Strong data management and monitoring is essential when it comes to reusing scholarly digital assets. Without a rigorous and stable framework in place, the opportunity for driving discovery and innovation becomes limited.
That is why the FAIR Data Principles were published in 2016 – to provide a solution for enhancing the reusability of data, with a particular emphasis on machines having the ability to automatically locate, use and enable the reuse of data when it is needed in the future.
The theme for ConTech 2021 was, ‘What does digital transformation mean in the context of FAIR Data?’. With data quality and management growing in significance in scholarly publishing and research communities, we want to revisit the FAIR Data Principles. In this post, I'll explore the four elements of the FAIR Data Principles and look at some key related points in data management, including open/FAIR data.
The FAIR Data Principles
In 2016, open access journal Scientific Data published The FAIR Guiding Principles for scientific data management and stewardship. The authors outlined a framework for improving the Findability, Accessibility, Interoperability, and Reuse (FAIR) of digital assets.
We summarize each of the four FAIR elements:
An essential component for reusing data is the ability to find it. The process for locating data and metadata should be simple for both humans and computers. This is especially important for the latter, as the proper indexing of data and metadata enables automatic discovery.
The next step of FAIR data is ensuring that it is accessible to users. It must be retrievable, and this may be done through authentication and authorization.
The data needs to be based on standardized language to allow for seamless integration into, and operation within, other datasets, workflows and systems.
Reusability is at the core of FAIR data and can be achieved by having the data and metadata richly described. By making data reusable, it can be applied in future research.
Why is data quality and management so significant?
‘Content creation and consumption is changing faster than ever before which is impacting business models, patterns of behaviour and virtually every aspect of the role of scientific information.’
SOURCE: ConTech 2021
The research landscape is continually evolving and growing. If this vast bank of scientific knowledge is to be maintained and useable in the future, there must be standards that can be applied to the data surrounding the research. The FAIR Data Principles are an example of one way to approach developing data standards.

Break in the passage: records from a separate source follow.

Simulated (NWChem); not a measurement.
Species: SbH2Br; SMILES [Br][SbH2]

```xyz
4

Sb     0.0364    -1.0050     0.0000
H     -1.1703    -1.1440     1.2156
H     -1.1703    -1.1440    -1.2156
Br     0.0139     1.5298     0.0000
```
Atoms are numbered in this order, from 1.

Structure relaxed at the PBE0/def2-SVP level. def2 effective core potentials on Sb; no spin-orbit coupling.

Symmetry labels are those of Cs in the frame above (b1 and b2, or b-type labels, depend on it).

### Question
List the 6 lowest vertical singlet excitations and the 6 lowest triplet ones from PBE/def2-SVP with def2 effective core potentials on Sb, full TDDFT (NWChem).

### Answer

Ulrich’s Web shows records for over 48,000 active, scholarly peer-reviewed journals in all languages.
In 2020, Scopus data available via SCImago showed 4.2 million records under the category ‘citable documents’, which includes articles, reviews, conference proceedings and short surveys.
By ensuring data is stored and managed to a high standard, researchers, institutions, funders and publishers can be safe in the knowledge that data can be referred back to and built upon in future research.
How can researchers protect their own scholarly data?
Big changes are needed in order to improve data quality and management as a whole, and these changes will be driven by funders and publishers. That said, there are many actions individuals can take to future-proof their own research data:
1. Create a research data management plan
2. Find out about institution data policies
3. Keep clearly labelled versions of data
4. Use open file formats
5. Store data with a reputable cloud storage service as well as locally
Explore more data management tips with Editage, and remember, it is important to choose practices that are sustainable and don’t rely on excessive admin time:
‘To begin with we suggest keeping it simple, use a few tools, and focus on fundamentals – be smart with the time you have available.’
The new alchemy: Online networking, data sharing and research activity distribution tools for scientists, Antony J. Williams, Lou Peck, Sean Ekins, 2017
The case for open/FAIR data
The open/FAIR data movement is growing fast. Researchers know how valuable their data is, and want to share it without barriers to create opportunities for feedback, collaboration and follow-up research.
There are widespread concerns that the quality and longevity of research data is inconsistent. Building on the original blog post from 2015, a collection of professionals including those from Crossref, California Digital Library, DataCite, eLife and Dryad have come together to create the Principles of Open Scholarly Infrastructure (POSI).
‘…the POSI principles on governance, sustainability, and insurance of open infrastructures are topics that IOI hopes to research and address as part of its new strategic plan. The very reason that IOI and related initiatives such as SCOSS exist, is an acknowledgement of the current vulnerability of open infrastructures and the inadequacy of the funding mechanisms available for such infrastructures.’
Now is the time to work together toward open infrastructures for scholarly metadata, LSE Impact Blog, 2021
Research data quality and management, especially open/FAIR data, is only going to increase in importance for scholarly communications and research. We'll soon be publishing our recent findings from our Research Data Management (RDM) project, sponsored by EBSCO, and the results from our RDM workshop at Researcher to Reader 2022.